I’ll remember that! My only reservation is that based on the photo on the package, the sleeve may rely on the drop off the shoulder to get a comfortable angle. Hopefully that’s not the case, because tinkering with the curve of the sleeve head is terrifying.
I also raised the gores so they started at the waist for me. I’m definitely less statuesque than the Burda models.
Plus there’s the modern fondness for dropping the fullness of the skirt below the swell of the hips so the hips appear slimmer. Flattering if you’re shaped like that, but ladies not naturally blessed benefit from poofing the hips out instead to create an hourglass shape.
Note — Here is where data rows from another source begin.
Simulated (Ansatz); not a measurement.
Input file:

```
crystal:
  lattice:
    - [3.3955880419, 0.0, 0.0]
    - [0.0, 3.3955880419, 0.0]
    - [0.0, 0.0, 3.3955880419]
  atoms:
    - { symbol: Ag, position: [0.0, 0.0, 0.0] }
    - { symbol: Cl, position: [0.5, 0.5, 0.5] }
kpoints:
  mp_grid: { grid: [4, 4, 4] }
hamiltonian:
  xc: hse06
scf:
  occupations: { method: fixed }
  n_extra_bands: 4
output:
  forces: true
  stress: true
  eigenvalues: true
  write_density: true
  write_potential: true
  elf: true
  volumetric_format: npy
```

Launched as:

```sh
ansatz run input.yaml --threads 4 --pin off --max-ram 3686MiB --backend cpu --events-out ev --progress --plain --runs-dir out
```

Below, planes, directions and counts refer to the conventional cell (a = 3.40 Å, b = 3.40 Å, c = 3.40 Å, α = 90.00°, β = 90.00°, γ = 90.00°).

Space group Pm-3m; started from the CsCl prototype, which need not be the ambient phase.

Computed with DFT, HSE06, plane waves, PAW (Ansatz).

(That’s what makes Ottoman Turkish garb so fun. The Ottomans wanted ALL THE BEWBS and ACRES OF HIPS. This, I can supply. They also didn’t care for boning, so there were no corsets to contend with, and even their concealing appearing-in-public robes buttoned only as far as the waist, so the skirts had plenty of ventilation and freedom of movement. Plus? They didn’t care what size you were. Levni, the great 17th-century court painter, painted palace beauties who were everywhere from a size 6 to a size 24. They preferred ladies who liked an extra scoop of rice with dinner, but really, whatever you had, they liked. And that’s reflected in how flattering the clothes are.
(The mystery is: In an empire where beauties aspired to have some junk in the trunk, why did they not invent center rear gores? Tight gowns are desperately unflattering to the posteriorly endowed unless they have a little extra room in the back. None of the extant robes have this. Did they not mind the strain? Were women wide-hipped but flat-butted? It’s one of the question marks hanging over this vanished empire.)
TBH, I’m probably not going to use the pattern much past the bottom of the armscye. It would be wonderful if it fit, but it’s guaranteed not to be big enough through the waist, the gores are going to be placed too low, and the skirts are going to be too long. I’m also guessing–behold how much examination of the pattern I’ve done–that it doesn’t add center front or back gores. Fortunately, all of that is easy. It’s just the $%#@ sleeves that I can’t do on my own, because sleeves defy physics.
Most modern “easy” pattern instructions have you set the sleeve into the armscye and then run the seam from wrist to hem. I feel like this gives an awkward little fold under the arm, but most people I know that have learned to sew recently do it this way and look at me like I have three heads when I explain setting in the round. I’m self-taught and used a lot of dusty old thrift store books to learn, so a lot of what I do is fusty traditional stuff (with a mix of stuff I just kind of figured out on my own and is probably not right at all).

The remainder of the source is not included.